TROY, N.Y. — Rensselaer Polytechnic Institute joined 14 other universities in the U.S. today to mark the formation of the George E. Brown, Jr. Network for Earthquake Engineering Simulation (NEES) funded by the National Science Foundation (NSF). The consortium of research centers is connected via a high-performance Internet network designed to shift the emphasis of earthquake engineering research and education from traditional physical testing to integrated experimentation and model-based simulation.

Rensselaer kicked off the completion of its facility upgrade and the beginning of this new phase of the research partnership by hosting a tour of its facility — the Geotechnical Centrifuge Research Center — located in the J. Erik Jonsson Engineering Center.

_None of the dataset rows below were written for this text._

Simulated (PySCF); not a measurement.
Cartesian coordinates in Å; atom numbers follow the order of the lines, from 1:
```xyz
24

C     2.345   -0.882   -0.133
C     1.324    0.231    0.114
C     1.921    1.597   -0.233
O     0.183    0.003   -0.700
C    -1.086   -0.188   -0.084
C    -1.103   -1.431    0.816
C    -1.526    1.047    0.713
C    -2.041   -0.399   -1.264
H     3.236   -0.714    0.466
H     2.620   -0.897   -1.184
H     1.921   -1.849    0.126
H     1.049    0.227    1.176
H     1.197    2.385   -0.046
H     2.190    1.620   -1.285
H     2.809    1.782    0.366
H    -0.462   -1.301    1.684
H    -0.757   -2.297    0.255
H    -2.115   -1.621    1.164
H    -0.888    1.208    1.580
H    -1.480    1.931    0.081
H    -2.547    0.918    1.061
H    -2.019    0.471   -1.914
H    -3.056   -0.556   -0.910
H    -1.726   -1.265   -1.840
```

Rensselaer’s facilities include an upgraded geotechnical centrifuge, several labs, as well as a state-of-the-art computer operations center and teleconferencing room where the consortium will interact in real-time and perform integrated research via the NEES network called the NEESgrid.  The facility upgrades were funded through NSF grants totaling more than $3 million. Rensselaer will receive an additional $4.5 million in NSF funding over the next five years to support operations and shared use of the facility. Rensselaer invested $150,000 for renovations of the center and has committed an additional $500,000 over the next 10 years for operational expenses.

“Rensselaer will be a node on the NEESgrid, sharing resources with other sites while participating in remote observation, and even remote operation, of experiments.  The collaborative research will help lead to better, safer, and more economical designs for our country’s infrastructure, while creating a national resource for earthquake research and education,” said Ricardo Dobry, director of the Geotechnical Centrifuge Research Center and professor of civil and environmental engineering at Rensselaer.

Rensselaer’s key piece of earthquake engineering equipment is its 150 g-ton geotechnical centrifuge. Researchers use the centrifuge for physical earthquake response simulation of soil and soil-structure systems such as earth dams, embankments, foundations of buildings and bridges, buried pipes, and retaining walls. The centrifuge spins small-scale models of these systems to produce a force of up to 200 times the earth’s gravitational pull, mimicking the stresses present in the actual large-scale constructed systems with dimensions 50 to 100 times larger. The centrifuge is equipped with an in-flight robot designed to conduct operations, like construction, while the centrifuge is in motion. Models can be subjected to extreme events, including failures — conditions practically impossible to duplicate with full-scale structures, according to Dobry.

Applications for Rensselaer’s earthquake research include the development of seismic code requirements and seismic guidelines for buildings, bridges, and other structures, said Dobry.

In addition to Dobry, key faculty associated with Rensselaer’s Geotechnical Centrifuge Research Center include Tarek Abdoun, associate director of the Geotechnical Centrifuge Research Center and assistant professor of civil and environmental engineering at Rensselaer; Mourad Zeghal, assistant professor of  civil and environmental engineering at Rensselaer; and Thomas Zimmie, professor of civil and environmental engineering at Rensselaer. Other faculty associated with Rensselaer’s NEES operation and NEES-related research are Michael O’Rourke, professor of civil and environmental engineering, and Michael Symans, associate professor of civil and environmental engineering.

Rensselaer’s partners showcased their work today at a national briefing held at NSF headquarters in Arlington, Va., marking the beginning of operational funding for the NEES project, which runs through 2014.

About NEES
NEES is a national, networked, simulation resource that includes geographically distributed, shared-use, next-generation experimental research equipment sites built and operated to advance earthquake engineering research and education through collaborative and integrated experimentation, theory, data archiving, and model-based simulation. The goal of NEES is to accelerate progress in earthquake engineering research and to improve the seismic design and performance of civil and mechanical infrastructure systems through the integration of people, ideas, and tools in a collaborative environment. Open access to and use of NEES research facilities and data by all elements of the earthquake engineering community is a key element of this goal. The NEES Consortium manages NEES as a national shared-use research facility for the earthquake engineering community.